The Bank of England’s Prudential Regulation Authority [PRA] reminded CEOs of financial institutions about potential pitfalls in getting involved with cryptocurrencies, cautioning how activity with crypto-assets could lead to “reputation risks.”
In a letter dated June 28th [PDF ] to CEOs of banks, insurance companies, and designated investment firms, PRA Deputy Governor Sam Woods instructs company leaders to act in accordance to regulatory rules and work with the PRA to disclose any sort of information the financial watchdog would deem as important.
Woods writes in the letter how the cryptocurrency industry has experienced rapid growth but is filled with “high price volatility and relative illiquidity.” He says it is vulnerable to nefarious activities like money laundering and terrorist financing.
According to the letter, “crypto-assets should not be considered as currency for prudential purposes,” but discussions are still going on about the prudential treatment of crypto-assets.
Woods mentions how some firms have taken steps to mitigate exposure to crypto-assets. He hopes the letter can serve as a clarifying document to any companies who are looking to expose themselves to the cryptocurrency market.
The letter outlines several risk strategies and management systems the PRA deems as appropriate in regards to virtual currency. The PRA asks board members and senior leadership to consider all the risks associated with cryptocurrency when making decisions.
They call for a PRA approved individual to sign off on any sort of risk assessment procedure a company has “for any planned business direct exposure to crypto-assets and/or entities heavily exposed to crypto-assets.”
Additionally, the PRA says businesses should conduct their due diligence before exposure to crypto-assets and directs company leadership to rely on expert voices to assess risk.
Ultimately, the watchdog expects firms to keep supervisory contacts abreast about any cryptocurrency-related activity or planned exposure and give a risk assessment about intended exposure.
The notice from the PRA comes a couple of weeks after a letter from the UK’s Financial Conduct Authority (FCA) concerning cryptocurrencies. Dated June 11th, the agency asks financial entities to give increased attention to clients who “derive significant business activities or revenues from crypto-related activities.”

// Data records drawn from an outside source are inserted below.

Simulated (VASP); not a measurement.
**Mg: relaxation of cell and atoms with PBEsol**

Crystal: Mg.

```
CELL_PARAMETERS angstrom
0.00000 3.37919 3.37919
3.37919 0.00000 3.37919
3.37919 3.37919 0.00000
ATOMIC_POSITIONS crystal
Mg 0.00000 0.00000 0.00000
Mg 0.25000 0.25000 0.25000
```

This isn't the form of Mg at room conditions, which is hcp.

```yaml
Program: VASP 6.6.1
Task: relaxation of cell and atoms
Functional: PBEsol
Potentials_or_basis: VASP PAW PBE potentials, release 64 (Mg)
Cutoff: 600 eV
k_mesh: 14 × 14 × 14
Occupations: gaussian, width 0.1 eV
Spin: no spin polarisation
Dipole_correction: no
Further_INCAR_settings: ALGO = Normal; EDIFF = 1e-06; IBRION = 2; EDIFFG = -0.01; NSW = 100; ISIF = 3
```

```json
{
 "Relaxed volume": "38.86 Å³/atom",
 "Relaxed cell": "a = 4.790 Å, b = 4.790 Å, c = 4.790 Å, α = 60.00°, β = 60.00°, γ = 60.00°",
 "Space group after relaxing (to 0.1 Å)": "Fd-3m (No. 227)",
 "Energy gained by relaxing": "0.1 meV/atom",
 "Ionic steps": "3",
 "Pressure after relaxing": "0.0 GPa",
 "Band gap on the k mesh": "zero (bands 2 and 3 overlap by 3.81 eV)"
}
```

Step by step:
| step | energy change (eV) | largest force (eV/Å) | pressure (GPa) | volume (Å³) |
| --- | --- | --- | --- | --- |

In the letter, the FCA notes how cryptocurrencies can be abused by financial criminals who are looking for anonymity. For example, people using a state-sponsored digital currency should raise a red flag because they can potentially be used to circumvent international sanctions.
The FCA also asks banks to train staff on crypto-related topics so they can pinpoint risky clients who may be engaging in criminality, and make sure any financial crime framework adequately covers crypto-related dealings.
However, the FCA does not say banks should give equal scrutiny to all clients who are engaged in activity related to virtual currency.
The agency also released a public consumer warning in September 2017 about the risks associated with ICOs. They deem the fundraising vehicle as “high-risk, speculative investments.”